So I've been a writer for a long time, but I've been alive for a little more than that [but not too much more than that], and what I'm saying is that I've spent an awful lot of time being a kid thinking it would be super fun and cool to write a book someday, and now that someday is here, I'm sort of bummed out because it's like, well, what now?
The thing is writing is so lonely, you know? My art friends can all get together and do art-friend things and talk about art contests and art galleries and art things. My sports friends can do sportsy things and scrimmage and stuff, my music friends can all do music things and start bands and make some cool music, my theater friends and I can all do theater-ey things like plays and festivals, and this is all awesome and I like when people can come together and make things and support the things of their friends and other people. But for me, writing has always been solitary. This is half a good thing, and my friends might say "that idea is so fun omg so fun wow so great" but the trouble is they're my friends, they're not writers, and they love everything I do because, well, they're my friends. I love them, and, you know, pat on the back for them, but in the classic words of U2, I still haven't found what I'm looking for.
And I'm an English major, so I should have English-ey friends that are like "Oh yeah, that T.S. Eliot man, he's a great guy," and stuff but most of them are like "Well, I'm pretty sure that the plums are symbolic for Jesus and we should sympathize with him because the wheelbarrow is red and red is anger and there are chickens and chickens represent Jesus." Or something.
And then I read about the modernists, and truth is, I'm a sucker for modernists, and they all moved to Paris and became BFFs with Ezra Pound and they just talked about Gatsby and punctuation and the old man and the sea, and even Picasso hung around for a bit, and it's just cool that these writers could sit around a talk like the artists they were and they could support each other and give feedback and help one another get published. [Seriously, Ezra Pound got EVERYONE published. I mean, this guy...]
Thing is, I like it here at YWS, but I often feel I'm on the older side of the site's population, and I just have weird syntax, which I think freaks people out...

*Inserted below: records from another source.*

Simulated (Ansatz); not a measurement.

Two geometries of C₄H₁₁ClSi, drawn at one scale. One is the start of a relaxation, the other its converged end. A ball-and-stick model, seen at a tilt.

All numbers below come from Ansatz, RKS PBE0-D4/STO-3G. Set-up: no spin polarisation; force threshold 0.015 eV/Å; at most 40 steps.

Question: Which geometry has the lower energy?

TL;DRI guess what I mean is I'm not sure how I'm supposed to find my contemporaries, you know? Writing can be hard on your own, we know this, that's why we're here, but I'm not really looking for someone to critique my grammar or structure but to listen and to discuss ideas, not just my own, but theirs. I think seeing other people succeed with their art is the best inspiration, but I've just never had "writer friends."